Since the point of our visit to the town was to look at the buildings where Cummings had been imprisoned, our first business after checking into Le Céleste was to ask for directions. Susan, a Professor of French at the College of San Mateo, did all our conversing in La Ferté-Macé. Mme Cingal, telling us she had not heard of Cummings and did not know where the buildings might be, suggested we inquire at the local Tourism Office; with her efficient directions, we found it on the corner of a nearby street. The Tourism Office was a tiny room filled with neatly arranged brochures and books. The lady on duty there greeted us warmly. We asked about the buildings where the American poet E. E. Cummings had been incarcerated during World War I. This lady had not heard of Cummings either, nor did she know where any such prison might have been in La Ferté-Macé. She suggested immediately, however, that the Town Historian would know; she graciously offered to phone him then and there. He was out on his farm, but his wife promised that he would return the call. All this struck us as most generous.
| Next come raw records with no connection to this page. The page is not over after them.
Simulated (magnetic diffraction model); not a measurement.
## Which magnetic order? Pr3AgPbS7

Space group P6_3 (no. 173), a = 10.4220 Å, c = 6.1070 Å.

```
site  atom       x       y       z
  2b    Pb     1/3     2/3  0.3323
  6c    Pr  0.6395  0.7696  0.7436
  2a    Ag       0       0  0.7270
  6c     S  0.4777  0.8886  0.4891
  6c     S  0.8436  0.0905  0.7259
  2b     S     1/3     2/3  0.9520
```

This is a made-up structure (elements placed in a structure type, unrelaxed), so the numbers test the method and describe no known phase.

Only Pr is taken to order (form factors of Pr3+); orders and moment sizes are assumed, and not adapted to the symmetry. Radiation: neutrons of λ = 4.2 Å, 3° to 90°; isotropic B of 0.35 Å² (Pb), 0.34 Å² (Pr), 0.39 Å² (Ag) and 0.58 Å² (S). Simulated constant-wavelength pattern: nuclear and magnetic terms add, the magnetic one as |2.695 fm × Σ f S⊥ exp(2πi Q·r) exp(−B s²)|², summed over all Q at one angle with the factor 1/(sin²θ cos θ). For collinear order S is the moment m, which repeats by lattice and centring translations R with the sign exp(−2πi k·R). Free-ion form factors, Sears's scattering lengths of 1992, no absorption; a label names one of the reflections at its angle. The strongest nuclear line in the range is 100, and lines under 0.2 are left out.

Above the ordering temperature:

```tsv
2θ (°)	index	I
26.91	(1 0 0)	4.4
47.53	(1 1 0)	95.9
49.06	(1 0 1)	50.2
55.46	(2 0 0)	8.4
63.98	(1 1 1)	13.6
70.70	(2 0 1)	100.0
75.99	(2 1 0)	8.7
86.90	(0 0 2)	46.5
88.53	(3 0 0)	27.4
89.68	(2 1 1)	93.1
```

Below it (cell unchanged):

The lady in the Tourism Office suggested we explore the town while we awaited the phone call, adding that we might also enjoy a trip to the nearby resort area of Bagnoles-de-l’Orne. We strolled through La Ferté-Macé and drove the few miles to Bagnoles. We enjoyed both. Back at the Tourism Office we found that the Town Historian had indeed called with his information about Cummings. The Tourism Office lady had kindly typed out her notes of the phone message for us like this:

Arrêté comme espion, pris pour un allemand [end page 95]
avait fait Briouze-la Ferté-Macé, le trajet a pied
emprisonné Place du Midi (place Général de Gaulle)
Ancien séminaire ( Lycée actuellement )
There it was, the word espion—and then my eye caught that allemand. Well, I thought, whatever ideas erroneous or not that the Town Historian may have about Cummings, at least he has heard of him and has thoughtfully replied to our query with the information about the location of the buildings. The Tourism Office lady kindly gave us a map, located and marked Place Général de Gaulle for us, and told us how to reach it. It was a short distance away just at the edge of town down the bill where Cummings and the other inmates had "caught water."

This was the first of our three visits to La Ferté-Macé. On this first visit we strolled around outside of the three joined buildings--it was only on our two later visits that we were given tours inside. (I will follow C’s general practice and call this complex "La Ferté," reserving "La Ferté-Macé" for the town itself; C does not use the usual hyphen.) And so, on a lovely summer evening in Normandy, we strolled around La Ferté, now a technical school (Lycée Nationalisé Polyvalent et L.E.P. Des Andaines). We walked around the stone wall (now, of course, freed of the barbed wire of Cummings’ time and considerably lower than the ten feet it was in places then), the Church building at one end (reminding us this was an "ancien séminaire"), the building at the other end (the whole top floor of this building was the Enormous Room), the front courtyard, the area in back where the men’s and women’s "cours" were. Our first impression of La Ferté was how massive it all is. [end page 96]


John Gill outside the "chapel" (photo by Susan Gill)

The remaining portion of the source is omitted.